Angel Killer: A True Story of Cannibalism, Crime Fighting, and Insanity in New York City
Wednesday, December 19, 2012
Angel Killer: A True Story of Cannibalism, Crime Fighting, and Insanity in New York City (2012) Deborah Blum
If you’re looking for a light happy story–this is not the correct place to look.
This is a true crime history of a man who kidnapped, tortured–and in some cases–at children.
That’s now why I read this.
It also looks at criminology and psychiatry and the insanity defense in the early 20th century.
Here’s an excerpt of a bit I found fascinating:
At th etime, psychiatrists like Wertham who worked with the mentally ill, especially within the legal system, were still known as alienists–from the French word aliene, “insane.” The etymology traced back further, to the Latin of the middle ages, alienare, “to deprive of reason.” The term held another meaning, however, beneath it’s scholarly surface. There was a sense that alienists studied aliens, denizens of some separate community of craziness.

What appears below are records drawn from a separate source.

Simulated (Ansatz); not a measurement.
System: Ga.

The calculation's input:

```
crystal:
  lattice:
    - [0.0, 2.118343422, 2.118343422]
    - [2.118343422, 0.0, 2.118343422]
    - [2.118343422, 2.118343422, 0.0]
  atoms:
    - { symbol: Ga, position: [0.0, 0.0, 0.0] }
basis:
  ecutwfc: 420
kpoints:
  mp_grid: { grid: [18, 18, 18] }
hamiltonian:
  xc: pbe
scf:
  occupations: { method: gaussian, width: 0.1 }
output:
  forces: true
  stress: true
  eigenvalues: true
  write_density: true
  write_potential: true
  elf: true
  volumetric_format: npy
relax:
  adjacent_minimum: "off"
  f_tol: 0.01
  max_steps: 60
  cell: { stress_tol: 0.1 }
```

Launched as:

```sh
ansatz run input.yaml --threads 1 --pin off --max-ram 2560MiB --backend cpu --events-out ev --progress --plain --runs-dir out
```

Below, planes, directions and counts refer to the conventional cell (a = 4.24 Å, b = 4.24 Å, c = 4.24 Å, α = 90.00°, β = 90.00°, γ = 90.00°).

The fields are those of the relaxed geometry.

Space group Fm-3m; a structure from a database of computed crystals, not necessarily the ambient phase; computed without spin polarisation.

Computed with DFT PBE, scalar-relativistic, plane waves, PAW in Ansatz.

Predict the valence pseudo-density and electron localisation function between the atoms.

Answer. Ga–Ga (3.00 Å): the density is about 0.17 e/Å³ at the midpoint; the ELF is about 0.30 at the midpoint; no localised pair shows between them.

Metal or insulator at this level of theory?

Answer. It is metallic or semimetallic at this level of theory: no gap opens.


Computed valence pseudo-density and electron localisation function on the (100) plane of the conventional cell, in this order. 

But I also find it fascinating how some link religious imagery to serial murder. Here is a statement from the killer,
“I had sort of an idea through Abraham offering his son Isaac as a sacrifice,” Fish explained. “It always seemed to me that I had to offer a child for sacrifice, to purge myself of inequities, sins, and abominations in the sight of God.”
Considering some of the stories in the Torah, it seems to me we’re lucky that more people don’t take the wrong ideas from these stories of God.
Regardless, it was an interesting tale, but then I quite like Deborah Blum’s writing.